The Dialog Must Go On:
Improving Visual Dialog via Generative Self-Training

Gi-Cheon Kang, Sungdong Kim^*, Jin-Hwa Kim^*, Donghyun Kwak^*, Byoung-Tak Zhang

(* Equal Contribution)

CVPR 2023 (Paper)

Overview

Citation

If you use this code or preprocessed data in your research, please consider citing:

@inproceedings{kang2023dialog,
  title={The Dialog Must Go On: Improving Visual Dialog via Generative Self-Training},
  author={Kang, Gi-Cheon and Kim, Sungdong and Kim, Jin-Hwa and Kwak, Donghyun and Zhang, Byoung-Tak},
  booktitle={Proceedings of the IEEE/CVF Conference on Computer Vision and Pattern Recognition (CVPR)},
  year={2023},
  pages={6746-6756}
}

Setup and Dependencies
Download Data
Pre-trained Checkpoints
Training
Adaptation to Discriminative Visual Dialog
Visual Dialog Generation
Evaluation
Adversarial Robustness Study
Demo
Acknowledgements
License

Setup and Dependencies

This code is implemented using PyTorch v1.7.1+, and provides out of the box support with CUDA 11+ and CuDNN 7+. Anaconda/Miniconda is the recommended to set up this codebase:

Install Anaconda or Miniconda distribution based on Python3.8+ from their downloads' site.
Clone this repository and create an environment:

git clone https://www.github.com/gicheonkang/gst-visdial
conda create -n gst python=3.8 -y

# activate the environment and install all dependencies
conda activate gst
pip install torch==1.7.1+cu110 torchvision==0.8.2+cu110 torchaudio==0.7.2 -f https://download.pytorch.org/whl/torch_stable.html
pip install -r requirements.txt

Download Data

Download the preprocessed original VisDial data, collected by Das et al. It includes Faster R-CNN bounding box image features of the MSCOCO dataset (80G) and preprocessed json files for dialog (2G).

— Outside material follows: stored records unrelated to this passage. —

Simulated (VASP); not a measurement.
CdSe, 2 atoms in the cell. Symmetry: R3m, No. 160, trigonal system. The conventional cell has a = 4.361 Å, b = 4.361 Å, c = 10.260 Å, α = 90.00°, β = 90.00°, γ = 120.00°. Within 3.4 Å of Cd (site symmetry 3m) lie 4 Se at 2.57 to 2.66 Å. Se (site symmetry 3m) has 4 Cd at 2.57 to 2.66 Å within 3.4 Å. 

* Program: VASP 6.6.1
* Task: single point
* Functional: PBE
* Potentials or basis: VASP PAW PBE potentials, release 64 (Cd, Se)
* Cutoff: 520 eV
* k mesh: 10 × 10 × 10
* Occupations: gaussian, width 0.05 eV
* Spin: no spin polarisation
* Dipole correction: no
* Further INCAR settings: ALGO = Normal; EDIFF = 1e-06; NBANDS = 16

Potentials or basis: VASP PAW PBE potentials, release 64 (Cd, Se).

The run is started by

chmod +x scripts/download_preprocessed_human_visdial.sh

We also release the machine-generated VisDial data which consists of Faster R-CNN bounding box image features of the subset of the Conceptual Captions 12M dataset (nearly 2.4T with 3.6M images) and the corresponding machine-generated dialog data.
If you just want to use the machine-generated dialog data along with images, download the json files for the dialog data. The json file contains urls for image data.

chmod +x scripts/download_preprocessed_machine_visdial.sh

Pre-trained Checkpoints

Please download the checkpoints to checkpoints/ directory.

Model	Trained Data	Link
Questioner	VisDial v1.0	Download
Teacher	VisDial v1.0	Download
Student	VisDial v1.0 + CC12M with Synthetic Dialogs (iter3)	Download
Student (Discriminative)	VisDial v1.0 + CC12M with Synthetic Dialogs (iter3)	Download
Base Model from VisDial-BERT	CC3M + VQA	Download

Training

Teacher model and questioner model training. Nearly 54G gpu memory is required to train the model. The argument -enc_dec_a denotes an encoder-decoder model for answerer model, and -enc_dec_q is the encoder-decoder model for questioner model.

# Teacher model training
python train_gen.py \
  -mode vd_train \
  -start_path checkpoints/basemodel \
  -model enc_dec_a \
  -gpu_ids 0 1 2 3

# Questioner model training
python train_gen.py \
  -mode vd_train \
  -start_path checkpoints/basemodel \
  -model enc_dec_q \
  -gpu_ids 0 1 2 3

Student model training consists of two steps: (1) training on synthetically generated visual dialog dataset and (2) finetuning on original visual dialog dataset. The argument -chunk denotes the number of data chunk to use (default 30). -select_data is to use perplexity-based data selection method. After training on the synthetic dialog data, the student model is trained on the original visual dialog data.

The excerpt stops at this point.